Between 40 and 60 youngsters visit the bus each
of the two evenings it is on the route. Seventy percent of these
street children are boys, most between eight and 16 years old. Some
youngsters who have left homes in the city will return to their
former homes to pick up a younger sibling and bring him or her to
the bus for food and clothing, said Rabbi Glick. Many of the youngsters
exude an odor of glue, which they sniff on the streets.
Rabbi Glick said that municipal authorities are
trying much harder now to rehabilitate children in distress than
was the case five years ago. They are much more professional. Facilities
and programs remain inadequate, but conditions improve every year.
Staff in children’s residential centers no longer steal food
from the children, said Rabbi Glick.
Although some city officials initially were suspicious
of Tsivos Hashem motives in providing this service, they now have
embraced the program and work with Tsivos Hashem. The project succeeds,
said Rabbi Glick, only because Tsivos Hashem and municipal authorities
work together.
When the bus is not used in the street children
service project, it is used by youngsters in the boys’ and
girls’ residences. The bus takes them to swimming lessons
and other activities.
16. The All-Ukraine
Research and Educational Center, known as Tkuma
(Hebrew, Renaissance
or Rebirth), is a nationally
certified center for research and education about the Holocaust.
The major focus of the Center is on the Holocaust in eastern Ukraine,
but its work also covers other areas in Ukraine and in eastern Europe.

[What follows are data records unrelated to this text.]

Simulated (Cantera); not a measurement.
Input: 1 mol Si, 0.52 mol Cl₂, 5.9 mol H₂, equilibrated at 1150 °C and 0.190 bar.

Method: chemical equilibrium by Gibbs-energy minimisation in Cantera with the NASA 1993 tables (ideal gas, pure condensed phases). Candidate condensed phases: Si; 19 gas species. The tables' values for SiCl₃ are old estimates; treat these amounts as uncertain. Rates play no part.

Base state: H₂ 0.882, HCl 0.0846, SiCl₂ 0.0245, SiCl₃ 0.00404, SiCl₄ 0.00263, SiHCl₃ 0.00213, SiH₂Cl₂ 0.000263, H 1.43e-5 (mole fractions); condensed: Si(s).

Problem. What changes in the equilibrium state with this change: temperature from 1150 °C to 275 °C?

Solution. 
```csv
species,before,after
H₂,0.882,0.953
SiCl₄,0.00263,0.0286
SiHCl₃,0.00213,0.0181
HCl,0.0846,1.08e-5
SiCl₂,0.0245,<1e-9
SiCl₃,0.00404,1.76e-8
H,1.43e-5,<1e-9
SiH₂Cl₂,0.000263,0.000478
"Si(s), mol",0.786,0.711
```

The center sponsors research on the Holocaust, prepares teaching
methodology and materials, publishes an academic journal and a bulletin,
and brings together research scholars and others for conferences
on the Shoah. It is concerned with the Holocaust itself and with
contem-porary antisemitism.
Holocaust Studies is published
once annually by Tkumah. The first issue, published in 2002, is
195 pages in length and includes 14 Russian-language articles by
scholars from Ukraine, Russia, Belarus, Poland, and Israel on various
topics related to the Holocaust and to contemporary antisemitism.